A Much Longer Title That Wraps to Multiple Lines
A significantly longer description that contains substantially more information and requires multiple lines to display all the content properly.
Medium Length Title Here
Medium length description with some details about the topic.
Toggle between the two modes above. Without subgrid, each card's content is independent. The middle card's long title pushes everything down, but only in that card. With subgrid enabled, all titles align in the same row, all images align, all descriptions align, and all buttons sit at the same baseline across all cards.
What Subgrid Does
Subgrid provides a clean solution: a nested grid can inherit track definitions from its parent rather than establishing independent tracks. When you declare grid-template-columns: subgrid or grid-template-rows: subgrid on a grid item that is also a grid container, that item's grid uses its parent's track sizing for the specified axis.
The subgrid item participates in the parent grid as a normal grid item, spanning whatever tracks you assign it. But internally, its children align to those inherited parent tracks. If the subgrid spans three parent columns, its children can position themselves within those three columns using the parent's track sizing. This creates alignment between the subgrid's children and other items in the parent grid, even though they are at different nesting levels.
.card-grid {
display: grid;
grid-template-columns: repeat(3, 1fr);
grid-auto-rows: auto 200px 1fr auto;
gap: var(--spacing-lg);
}
.card {
display: grid;
grid-row: span 4;
grid-template-rows: subgrid;
gap: var(--spacing-sm);
}
Browser Support and Fallbacks
Subgrid support has improved significantly but is not yet universal. As of early 2026, Firefox, Safari, and Chrome all support subgrid. However, older browser versions may not support it. This means production code needs fallback strategies.

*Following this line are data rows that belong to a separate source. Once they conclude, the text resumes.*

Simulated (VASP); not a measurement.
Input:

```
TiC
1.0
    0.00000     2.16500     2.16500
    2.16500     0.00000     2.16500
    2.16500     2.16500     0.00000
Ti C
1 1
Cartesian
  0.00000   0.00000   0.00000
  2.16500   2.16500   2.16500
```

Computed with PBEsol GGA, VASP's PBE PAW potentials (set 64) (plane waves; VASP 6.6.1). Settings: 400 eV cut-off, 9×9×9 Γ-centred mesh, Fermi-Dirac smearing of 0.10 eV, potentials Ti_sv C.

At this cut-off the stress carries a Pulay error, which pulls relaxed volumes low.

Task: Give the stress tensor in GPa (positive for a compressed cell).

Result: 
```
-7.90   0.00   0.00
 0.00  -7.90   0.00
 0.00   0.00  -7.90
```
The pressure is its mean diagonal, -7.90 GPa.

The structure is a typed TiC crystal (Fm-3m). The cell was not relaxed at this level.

The simplest fallback approach uses feature detection with @supports. Define your layout using regular grid techniques that work everywhere, then enhance with subgrid for supporting browsers.
.card-grid {
display: grid;
grid-template-columns: repeat(auto-fit, minmax(300px, 1fr));
gap: var(--spacing-lg);
}
.card {
display: grid;
grid-template-rows: auto auto 1fr auto;
}
@supports (grid-template-rows: subgrid) {
.card-grid {
grid-template-columns: repeat(auto-fit, minmax(300px, 1fr));
grid-auto-rows: auto 200px 1fr auto;
}
.card {
grid-row: span 4;
grid-template-rows: subgrid;
}
}
You can test browser support in your DevTools console with: CSS.supports('grid-template-columns', 'subgrid'). This returns true if the browser supports subgrid, false otherwise.
Subgrid Syntax and Usage
Applying subgrid requires two steps: making an element both a grid item and a grid container, then declaring which axis should use subgrid. The element must be a child of a grid container to receive track information from the parent.
.parent-grid {
display: grid;
grid-template-columns: repeat(3, 1fr);
grid-template-rows: auto auto auto;
gap: var(--spacing-med);
}
.subgrid-item {
display: grid;
grid-column: span 3;
grid-template-columns: subgrid;
}
The subgrid item uses grid-column: span 3 to span three parent columns. It then declares grid-template-columns: subgrid to inherit those three column tracks. Its children can now position themselves within those inherited columns, aligning perfectly with other items in the parent grid.
Subgrid works independently on each axis. You can subgrid columns while establishing independent rows, or subgrid rows while establishing independent columns, or subgrid both axes simultaneously. This flexibility lets you inherit parent track sizing exactly where needed while maintaining control over other dimensions.
Gaps in Subgrids
Subgrids inherit gaps from their parent by default. If the parent grid has gap: 2rem, the subgrid's tracks include those gaps. You can override this by declaring a different gap value on the subgrid, which creates independent spacing for the subgrid's children while still aligning to parent tracks.
Common Subgrid Patterns
Card Grid with Content Alignment
The most common subgrid use case is card grids where internal content needs to align across cards. Each card becomes a subgrid that inherits rows from the parent, ensuring titles align with titles, images with images, and buttons with buttons across all cards.
.card-grid {
display: grid;
grid-template-columns: repeat(auto-fit, minmax(280px, 1fr));
grid-auto-rows: auto 200px 1fr auto;
gap: var(--spacing-lg);
}
.card {
display: grid;
grid-row: span 4;
grid-template-rows: subgrid;
gap: var(--spacing-med);
}
Form Layout with Label Alignment
Forms benefit from subgrid when you need labels to align in one column and inputs in another across multiple form groups. Each fieldset becomes a subgrid inheriting the parent's column tracks.
.form-grid {
display: grid;
grid-template-columns: max-content 1fr;
gap: var(--spacing-med);
}
.form-group {
display: grid;
grid-column: span 2;
grid-template-columns: subgrid;
gap: var(--spacing-sm);
}
When to Use Subgrid
Subgrid solves specific problems where content needs to align across nesting boundaries. Not every nested grid needs subgrid. Understanding when it provides value versus when regular grid suffices helps you choose the right tool.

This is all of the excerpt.